Influence of the propagation process

Instead of considering all possible relative error locations as in the previous section, we now restrict ourselves to the errors occurring for the particular image on which algorithm is performed. Intuition tells us that errors only happen near pixels that do not propagate.

More formally, let N₁ and N₂ be two neighborhoods such that $N_1 \subset N_2$. Let D₁ and D₂ be the resulting signed distance maps generated using N₁ and N₂ respectively. If there is a pixel p such that $D_1(p) \neq D_2(p)$, i.e. D₁(p) is inexact and D₁(p)>D₂(p), then there is a pixel $r \in N_2(p)$ such that either $D_1(r) \neq D_2(r)$, either D₁(r) was not propagated using N₁.

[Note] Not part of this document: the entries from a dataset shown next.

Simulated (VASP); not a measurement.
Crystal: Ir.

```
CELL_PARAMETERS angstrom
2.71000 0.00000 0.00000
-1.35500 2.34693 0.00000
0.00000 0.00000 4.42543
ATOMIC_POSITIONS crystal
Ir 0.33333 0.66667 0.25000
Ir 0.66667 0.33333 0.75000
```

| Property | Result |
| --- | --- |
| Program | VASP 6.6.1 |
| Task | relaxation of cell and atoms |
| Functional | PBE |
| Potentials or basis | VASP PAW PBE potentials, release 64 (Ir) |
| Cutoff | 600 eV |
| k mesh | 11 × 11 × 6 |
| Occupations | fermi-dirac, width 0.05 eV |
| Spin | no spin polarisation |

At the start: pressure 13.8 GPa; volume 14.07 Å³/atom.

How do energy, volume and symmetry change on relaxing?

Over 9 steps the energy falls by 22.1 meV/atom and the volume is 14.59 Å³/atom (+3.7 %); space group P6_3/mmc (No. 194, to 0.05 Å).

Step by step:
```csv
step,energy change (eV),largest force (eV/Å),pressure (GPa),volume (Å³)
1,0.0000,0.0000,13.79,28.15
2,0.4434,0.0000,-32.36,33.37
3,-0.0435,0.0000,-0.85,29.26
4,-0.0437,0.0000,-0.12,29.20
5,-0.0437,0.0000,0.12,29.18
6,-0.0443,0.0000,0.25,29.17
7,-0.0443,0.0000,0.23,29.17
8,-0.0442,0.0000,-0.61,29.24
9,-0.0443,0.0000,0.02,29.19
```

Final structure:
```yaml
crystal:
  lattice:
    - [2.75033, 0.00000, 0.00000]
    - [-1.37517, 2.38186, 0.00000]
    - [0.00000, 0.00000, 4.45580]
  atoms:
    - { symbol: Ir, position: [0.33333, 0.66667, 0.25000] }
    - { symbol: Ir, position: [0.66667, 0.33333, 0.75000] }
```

To prove this, let us first consider that pixels belonging to a Voronoi polygon VP(q) can only propagate to other locations belonging to VP(q) with the same q, which is what ordered propagation aims to achieve. Let us consider q such that $p \in VP(q)$, i.e. let q be the nearest object pixel to p. Let us consider the set $S=VP(q) \bigcap (N2(p) \backslash N1(p))$ (Figure ). We know this set is not empty since at least one pixel propagated to p using N₂ but none did using N₁. Let us suppose that all pixels $r \in S$ have a correct value and were propagated using N₁. Since propagation implies a strict increase of the distance value, at least one pixel $r \in S$ must propagate to a pixel $r' \not\in S$, i.e. a pixel $r \in VP(q) \bigcap N1(p)$. This is impossible since r' would then have been propagated to p using N₁, and D₁(p) would then be correct.

  

Figure 3.5: $S=VP(q) \bigcap (N2(p) \backslash N1(p))$

In practice, the ordered propagation of algorithm allows propagation to locations that are either in the same VP or in the neighborhood of this VP. Nevertheless, the above proof remains correct since propagated pixels located in the wrong VP are corrected before being propagated, and do not propagate themselves. Q.E.D.